The style of this book reminds me of a scrap book someone might have lovingly compiled about a treasured period of their life, littered with photos and cuttings. That's were the resemblance ends. There are no curling edges or glue stiffened pages, of coarse, but most of all it's a work that can be enjoyed by more than the compiler or interested friends and relatives.
The bulk of the book focuses on each of the serials that Sophie appeared in from the last two seasons of Doctor Who, ordered as they were produced instead of when they were transmitted. Each serial has a cast and production list followed by the two authors memories of their involvement.
At first, reading one of Mike's segments, I thought that I would soon grow bored of his detailed descriptions of effects and models. I'm the sort of person who can go to a magic show and watch the performance without trying to figure out how the illusions were really achieved. I'm the same with special effects, so it came as a slight surprise that he was holding my attention. I'm fairly sure that there's not much chance of just anyone being able to learn what the effects department does like a trade; it's probably like being an artist - you either have the imagination and skill or you don't. Many of the effects were limited by cost or time or by the restrictions of the format of the show. It's probably the balance of what they would have liked to achieve against what they eventually had to settle for that makes these segments so fascinating, that and the enthusiasm of a man who clearly enjoys his job.

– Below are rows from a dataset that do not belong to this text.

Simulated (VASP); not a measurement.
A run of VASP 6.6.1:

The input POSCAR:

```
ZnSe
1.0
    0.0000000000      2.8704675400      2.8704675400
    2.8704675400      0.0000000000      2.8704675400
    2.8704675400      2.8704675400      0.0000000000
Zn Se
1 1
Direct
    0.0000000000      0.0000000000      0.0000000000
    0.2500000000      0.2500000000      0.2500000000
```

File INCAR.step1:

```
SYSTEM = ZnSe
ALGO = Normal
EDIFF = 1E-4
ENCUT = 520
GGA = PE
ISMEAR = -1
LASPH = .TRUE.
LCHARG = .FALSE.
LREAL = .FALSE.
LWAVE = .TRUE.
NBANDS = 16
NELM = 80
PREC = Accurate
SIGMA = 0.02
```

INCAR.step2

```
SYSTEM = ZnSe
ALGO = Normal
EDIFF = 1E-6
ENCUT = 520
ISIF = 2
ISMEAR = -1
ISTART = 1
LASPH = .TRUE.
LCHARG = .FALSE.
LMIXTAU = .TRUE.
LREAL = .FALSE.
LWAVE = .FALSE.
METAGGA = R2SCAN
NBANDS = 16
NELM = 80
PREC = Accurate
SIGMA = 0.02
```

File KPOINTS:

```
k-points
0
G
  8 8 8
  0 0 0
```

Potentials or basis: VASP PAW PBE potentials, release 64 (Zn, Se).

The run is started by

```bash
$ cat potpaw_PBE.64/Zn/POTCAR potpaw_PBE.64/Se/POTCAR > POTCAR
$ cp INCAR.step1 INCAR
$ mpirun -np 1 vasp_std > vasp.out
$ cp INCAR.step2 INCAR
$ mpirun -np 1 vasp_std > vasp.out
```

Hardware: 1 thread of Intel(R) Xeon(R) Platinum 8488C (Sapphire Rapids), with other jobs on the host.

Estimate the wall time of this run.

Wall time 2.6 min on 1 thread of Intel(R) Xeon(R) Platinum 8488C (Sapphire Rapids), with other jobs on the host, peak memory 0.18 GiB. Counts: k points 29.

Sophie's segments are completely different. She recounts her time on the show with a series of anecdotal stories, filling the gaps with her feelings and thoughts of the time. There is a real sense of what it must have been like for a relatively unknown young woman suddenly landing a lead role in one of the most famous t.v. series of all time. She writes amusingly and well.
The contrast of the subject matter and writing styles of the two authors enhances the book. Contributions from the production team and to a much smaller degree by the cast are included as insets alongside Mike and Sophie's writings, most notably John Nathan-Turner and Sylvester McCoy.
I earlier compared the book to a scrap book and perhaps the wealth of photographs included on every page was the reason why. Like their writing styles even the photographs take on the personalities of the owners; Mike's are more focused on the different stages of the effects and models being constructed whereas Sophie's are of people and herself. Sophie can be seen mugging for the camera, striking silly poses or catching the other members of the cast and crew in either candid or posed shots. I've read a lot of other Doctor Who books and magazines and usually the same pictures are rolled out again and again which isn't the case here; the majority of photographs are totally unique to this book. There are so many that each serial has a double page spread devoted to just pictures and insets, and some serials have two.
All good things come to an end, they say, and this proved to be the case eventually for Doctor Who. The book ends with a look at what life has been like for Sophie, Mike and Ace after the show was axed and includes Doctor Who spin offs, conventions and a look at the further adventures of Ace in books and comics. On the whole the book is an excellent tribute to a show that is no more but still lives on in the hearts of the fans and the memories of the people who worked on it.
I wrote this review before Doctor Who returned with Chris Eccleston. Might be hard to get a copy reasonably priced these days, it being so long out of print.